Sisters Stampede - Thinking Fast and Slow
|In the starting chute. I know exactly |
where I am. This didn't last.
|Does your race have helicopters? I didn't think so.|
Perhaps you should consider getting some.
My start was incredible. By the time I cleared the field and headed into the woods I was running maybe forth or fifth overall. The Sappo Hill guys cheered me on as I passed their van. I dropped another guy and was still accelerating. I yelled at a pre-rider to get out of the way as I nearly plowed into him. I was on a mission. The course swung right and I kept gaining ground. I was on another guys wheel with plenty of room to pass. Three miles of fire road to go and I was on fire! I could pull this off. If I got enough of a gap on the field before the single track, I could stand on top of the podium this time! It was happening!
It was right about then that the finish line came back into view.
At this point, System One started screaming: "You did it! There's nobody between you and the finish! You're a God! Where did you put the free beer token? I'm thirsty!" System Two responded by giving System One a running kick in its mental testicles. System Two quickly reasoned that I had got on the wheel of someone pre-riding the course where the course looped back on itself and I had followed them all the way back to the start.
System Two said: "Shit, your off course!"
I said: "Shit, I'm off course!"
System One was still doubled over holding its crotch but I suspect it had come around and was agreeing with System Two.
This is actually a pretty accurate description of what was going on in my head when I saw the starting line come into view. According to Kahneman, it's incredibly difficult to get System One to shut up. And really, even though it's slower than System One, System Two can deliver testicle kicks in milliseconds.

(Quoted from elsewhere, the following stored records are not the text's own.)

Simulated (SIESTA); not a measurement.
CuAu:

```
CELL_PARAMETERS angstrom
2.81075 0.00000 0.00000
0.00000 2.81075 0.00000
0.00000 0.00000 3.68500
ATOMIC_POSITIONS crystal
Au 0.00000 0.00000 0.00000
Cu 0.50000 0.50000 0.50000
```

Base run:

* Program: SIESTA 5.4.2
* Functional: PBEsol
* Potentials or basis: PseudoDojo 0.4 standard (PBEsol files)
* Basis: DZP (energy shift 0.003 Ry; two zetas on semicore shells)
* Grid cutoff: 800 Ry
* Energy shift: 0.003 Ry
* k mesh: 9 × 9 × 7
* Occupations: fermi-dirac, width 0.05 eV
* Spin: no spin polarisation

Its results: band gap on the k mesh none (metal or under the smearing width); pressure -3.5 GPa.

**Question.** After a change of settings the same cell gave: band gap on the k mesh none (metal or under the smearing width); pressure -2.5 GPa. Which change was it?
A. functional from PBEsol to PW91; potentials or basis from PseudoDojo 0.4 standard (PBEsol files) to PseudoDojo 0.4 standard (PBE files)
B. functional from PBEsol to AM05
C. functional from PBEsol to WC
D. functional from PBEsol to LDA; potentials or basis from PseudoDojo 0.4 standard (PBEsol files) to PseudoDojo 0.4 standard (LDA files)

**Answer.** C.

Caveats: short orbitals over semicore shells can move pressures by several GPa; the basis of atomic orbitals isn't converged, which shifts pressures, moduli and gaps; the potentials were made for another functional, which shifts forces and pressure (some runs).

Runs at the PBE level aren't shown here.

The guy I had been following said: "Are you racing?" with the sort of expression you might have if you pulled up to a traffic light and noticed a formula one race car behind you with its driver looking around wondering where the rest of the race went. Another pre-rider earned his place in Heaven by pointing out that the course was just 50 yards through the woods to my left. I had been paralleling it for some time. I could see the Cat III field going by while I stood there. I charged into the woods, managing to find the worst line back to the course over camp fire rings, fallen trees almost riding into the side of a large yellow excavator before I got back on the right road. I was back on course but I was way off the front.
I started to grind my way back through the field. There wasn't much to do except pedal as hard as I could on the last few miles of fire road before the single track, so I had some time to think about where I went wrong. That part of the course had been heavily bisected by excavators. It looks like it's getting ready to be sub-divided. Indeed, a huge creek crossing that tangled up dozens of riders last year had simply vanished. There were pre-riders going in both directions. I was ahead of ahead of everyone, which is something of a novelty for me. I suspect I was focused too much of chasing down riders and not enough on course markings. I can recall one point when I looked up and saw riders to the left and right of me on parallel courses. I went right. There was lots of visual reinforcement of what I was doing even though what I was doing was wrong. Kahneman would consider this a classic System One failure experiment. Had he been there he probably would have pointed that out to me. I probably would have kicked him in the testicles.
While I was wallowing in Psych 101, I passed a dozen or more riders and started to see some familiar faces when the course switched to single track. I was doing pretty well for a mile or so until the trail got technical. Most of the land around here is covered in lava fields so any trail is going to have rock gardens - sections of trail littered with various sized rocks and boulders (often referred to as "baby heads") you have to ride around and over. Last year I cleaned this course. This year System Two, having temporarily incapacitated System One, analyzed the rock gardens and determined that it was too dangerous for me to try to ride them and I should just pull over, let all the other riders by and then walk around them. System One sort of wheezed that I had ridden over this same trail last year on a bicycle with a BROKEN FRAME and when did I turn into such a Pansy anyway? - but it was still doubled over and couldn't really put up much of a fight. I'm only slightly exaggerating here. Technical trail riding is System One riding. You can't figure it out as you go along. You need to pick your line and ride it. Look past the obstacles and trust that you'll roll through it. This is what I was not doing. I was thinking too much.
Excelling in anything, especially racing, requires a mental stillness, a sort of balance between the two systems that lets them go silent. I was there at the start of the race. I'm not there very often. Kahneman goes on quite a bit about this in his book. There's even a term for it among psychologists: "Flow". Imagine that. The most common word in any mountain bike magazine and it's an actual psychological condition. Who knew?
|I totally dominated the missing puddles |
part of the race.
It would be nice to know how the race would have gone if I hadn't gone off course. I can estimate my finish based on people I've beaten or lost to in other races. Brian Hart finished 3rd and he beat me by a minute at Chainbreaker so maybe a podium finish wasn't going to happen. Maybe this one would have been different. Having to stop and regroup costs more than time. It breaks your rhythm and starts you thinking and that creates a cascading effect that's hard to shake.
Maybe, maybe, maybe. The hard and great thing about racing is it has a definitive result. There really is no maybe. You finish, you move on. I got off course. That was a shame but I clearly need to work on my bike handling. That's a persistent problem and it's cost me time every race this year. That may be tough to work on for awhile. Test of Endurance is up in a few weeks and I need to clock some long miles to get ready for that. Yes, I'm going back to the Heart of Darkness. I want my damn pint glass this time.